How much of a problem are unlicensed real estate agents?
A leading Wellington real estate agent says it is too difficult for agents to remember to renew their licences every year, and wants the licensing "mess" changed.
The claims from Tommy's Wellington sales director David Platt follow revelations by Stuff that a Kapiti Coast agent was unlicensed when he sold a meth-contaminated house in Waikanae to a young family.
That meant that, when Kiel and Emma Moore-Jones complained to the Real Estate Agents Authority about agent Neil Verry's behaviour, it could not investigate him.
Instead, the investigation will be into Harcourts agency Team MKH Wellington, which still employs Verry.
Platt said: "Currently the system relies on individual agents remembering to renew their own licences on the anniversary of the issue date. This makes it very difficult for the companies to monitor the status of each of their salespeople with the renewals spread over the course of a year."
The issue could be "fixed in a heartbeat" by having a single annual relicensing date, with agencies responsible for ensuring everyone was relicensed on the same day, "instead of the current relicensing mess the REAA have created".

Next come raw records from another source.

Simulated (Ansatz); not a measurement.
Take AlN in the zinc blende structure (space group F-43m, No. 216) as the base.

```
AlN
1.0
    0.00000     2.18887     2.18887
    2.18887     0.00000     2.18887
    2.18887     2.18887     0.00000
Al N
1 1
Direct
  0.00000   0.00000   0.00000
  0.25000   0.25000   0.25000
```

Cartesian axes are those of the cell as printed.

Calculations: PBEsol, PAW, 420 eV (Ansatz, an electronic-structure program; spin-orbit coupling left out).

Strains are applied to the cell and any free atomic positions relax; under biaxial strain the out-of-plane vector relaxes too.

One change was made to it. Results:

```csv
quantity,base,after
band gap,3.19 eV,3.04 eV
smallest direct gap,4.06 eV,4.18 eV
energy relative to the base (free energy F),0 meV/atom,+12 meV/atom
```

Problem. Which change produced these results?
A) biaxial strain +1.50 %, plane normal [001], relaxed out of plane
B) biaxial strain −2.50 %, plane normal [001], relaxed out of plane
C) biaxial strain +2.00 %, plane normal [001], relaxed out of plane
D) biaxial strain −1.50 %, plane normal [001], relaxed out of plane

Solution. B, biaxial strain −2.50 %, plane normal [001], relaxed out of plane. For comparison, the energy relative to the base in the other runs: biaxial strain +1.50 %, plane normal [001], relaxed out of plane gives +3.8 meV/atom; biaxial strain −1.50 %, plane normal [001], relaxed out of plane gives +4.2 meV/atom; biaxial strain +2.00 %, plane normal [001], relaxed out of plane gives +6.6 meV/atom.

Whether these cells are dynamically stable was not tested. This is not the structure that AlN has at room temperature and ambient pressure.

But the Real Estate Institute of New Zealand's Wellington director, Euon Murrell, said he had no sympathy for agents who had let their licences lapse.
"It's as simple as going online – bingo. Get off your backside and apply for it, it's a 10-minute job."
REAA chief executive Kevin Lampen-Smith said unlicensed trading was a serious matter, but a single licensing date would require a legislation change.
Murrell said REINZ represented 14,000 agents, and processing them all on the same day would be a massive administrative burden.
Since the regulator was formed in 2009, eight of nine unlicensed trading prosecutions had been successful, Lampen-Smith said. "It is not a common activity, and we have no reason to believe it is widespread."
It is illegal under the Real Estate Agents Act 2008 to operate without a licence, with a penalty of up to $40,000 for an individual.
The REAA has a public register of licensed agents on its website, and Lampen-Smith urged anyone concerned about an agent's conduct to contact the authority.
Peter Thompson, managing director of Auckland agency Barfoot & Thompson, said he could see both sides of the licensing argument, but ultimately he backed the status quo.
Under a single renewal date, unethical agents could potentially leave an agency with the move going undetected, he said.